Saving the Welfare State by Cutting Regulations: Sounds Great, But Will It Work?
Will Wilkinson writes in the New York Times that conservatives, in pursuing their goal of economic growth, have become too fixated on shrinking the size of government. Instead, he says, they should focus on cutting regulations, which aren’t as sacrosanct as entitlement programs. While his points are reasonable in the abstract, and his political analysis of the Republicans’ electoral dilemma is astute, his prescriptions are much less compelling when examined up-close.
Wilkinson argues that our complex regulatory environment stems from a “lack of a robust safety net capable of keeping people from becoming collateral damage” of the “routine creative destruction” that would occur in an unbridled economy. This is a nice theory, but it doesn’t match up with the empirics: Countries with large welfare states also tend to have complicated regulatory frameworks. (Notably, the ones that do not, such as the Nordics, have very strong union cultures and collective bargaining a the national level — more on this later.)
But if the lack of a sufficient safety net in the U.S. isn’t the cause of our complex regulatory environment, then what is? A much better explanation is simply that the complexity of the regulatory state is a function of the relative complexity of the economy itself. In 2017, the average person is affected by international and non-regional economic activity — as a consumer, a market participant, or even as a bystander — far more than before our economy became so “dynamic”. Because these powerful economic forces are no longer subject to local mechanisms of control (such as reputational concerns, devastating targeted boycotts, organized local resistance, environmental norms, etc.), people have clamored for governments to fill in the gap with regulations. (The Nordics appear to have retained something akin to the previous localized mechanisms of control with their strong labor movements.) Ironically, the widespread demand for the regulation Wilkinson bemoans is created by the very “dynamism” that he extols. Thus his prescriptions to boost “dynamism” while reducing regulation, while promising at first glance, are ultimately incoherent.
Wilkinson is clearly right when he notes that continued Republican opposition to safety net programs would be electoral suicide. But he should consider whether his own program wouldn’t suffer from a similar popularity problems: Regulations are reviled in the abstract, but start asking which specific regulations you’d like to see cut, and the task quickly becomes complicated. Where to start cutting — environmental regulations? No, people like clean air and water too much to leave it to the mercy of a creatively-destructive private sector. Food safety? One good botulism scare is enough to keep lawmakers from fiddling around with FDA. Oh, I know! — what about the regulations stemming from corporate lobbying to protect particular industries? (I’m looking at you, USDA.) Well… those were never the ones lawmakers were likely to cut anyway: The whole reason industry-friendly regulations exist, despite their rickety justifications, is that industry lobbies have a lot more power than the diffuse consumer interests that might otherwise oppose them. If cutting regulations is the way to go, then Wilkinson should suggest some specific deregulations that would be both popular with voters and capable of navigating the morass that is K Street. At present, the unfortunate reality is that wonks can’t even dial back something as universally-derided as corn subsidies.

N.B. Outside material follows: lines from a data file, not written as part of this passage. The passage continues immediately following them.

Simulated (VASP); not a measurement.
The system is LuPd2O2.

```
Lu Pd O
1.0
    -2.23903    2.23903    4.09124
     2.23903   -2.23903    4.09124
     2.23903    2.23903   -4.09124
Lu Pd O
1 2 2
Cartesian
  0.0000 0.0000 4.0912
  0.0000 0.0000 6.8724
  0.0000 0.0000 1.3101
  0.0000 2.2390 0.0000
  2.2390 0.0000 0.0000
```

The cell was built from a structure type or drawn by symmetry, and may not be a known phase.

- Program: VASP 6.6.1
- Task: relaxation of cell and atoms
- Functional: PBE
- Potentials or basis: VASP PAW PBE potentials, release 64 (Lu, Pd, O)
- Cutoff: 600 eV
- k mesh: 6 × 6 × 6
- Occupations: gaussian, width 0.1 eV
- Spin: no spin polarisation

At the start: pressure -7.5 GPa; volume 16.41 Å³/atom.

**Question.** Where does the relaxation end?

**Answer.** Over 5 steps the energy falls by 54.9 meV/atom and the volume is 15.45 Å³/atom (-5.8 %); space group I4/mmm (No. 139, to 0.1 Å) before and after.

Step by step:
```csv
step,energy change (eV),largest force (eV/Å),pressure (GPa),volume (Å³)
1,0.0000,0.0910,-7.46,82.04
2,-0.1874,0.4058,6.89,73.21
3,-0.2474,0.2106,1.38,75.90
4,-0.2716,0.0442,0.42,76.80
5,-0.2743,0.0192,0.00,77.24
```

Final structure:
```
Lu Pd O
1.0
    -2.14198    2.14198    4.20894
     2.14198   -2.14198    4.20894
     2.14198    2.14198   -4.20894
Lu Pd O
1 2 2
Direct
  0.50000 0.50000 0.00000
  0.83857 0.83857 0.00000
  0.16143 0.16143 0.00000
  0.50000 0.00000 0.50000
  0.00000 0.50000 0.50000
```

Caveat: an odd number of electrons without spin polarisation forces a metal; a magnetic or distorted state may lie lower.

It’s also worth pointing out that Wilkinson’s advice will likely find few takers among Republican thinkers and policymakers anyway. These people typically subscribe to the idea that “big government” inevitably crowds-out private enterprise, irrespective of whether the government action even directly regulates behavior. Taxes reduce the amount of money that citizens have to invest or donate, they say, and create deadweight losses besides.
Is there any path forward? Perhaps: Instead of gutting regulations entirely, they could be streamlined. Right now a big problem is that rule-making is such a hidden activity that only a few powerful players get to systemically engage in it. So instead of having onerous minutiae of rules designed to fix problems piece-by-piece, we could aggressively internalize externalities more broadly. Processed food companies are causing health spending to balloon? Instead of specific regulations like banning trans fats or taxing soft drinks, perhaps we could instead compel those companies to shoulder national health care costs, thereby incentivizing them to create healthier food environments. A company wants to build a power plant? Instead of specific regulations about local particulate matter pollution, perhaps we could ensure that the company will be held liable for attendant environmental and health degradation even if it passes through bankruptcy. These would decrease the size and complexity of the regulatory state — and therefore in some sense the burden of compliance — but still leave citizens protected.
Of course, my proposed deregulations can be attacked on many of the same grounds as Wilkinson’s. And maybe an aggressive internalization of vigorous economic activity would lead companies to decide that their dynamic enterprises wouldn’t be worth it, and while the regulatory state’s size and scope would shrink, the economy would return, in important respects, to a more localized focus. But also consider: Would that really be such a bad thing?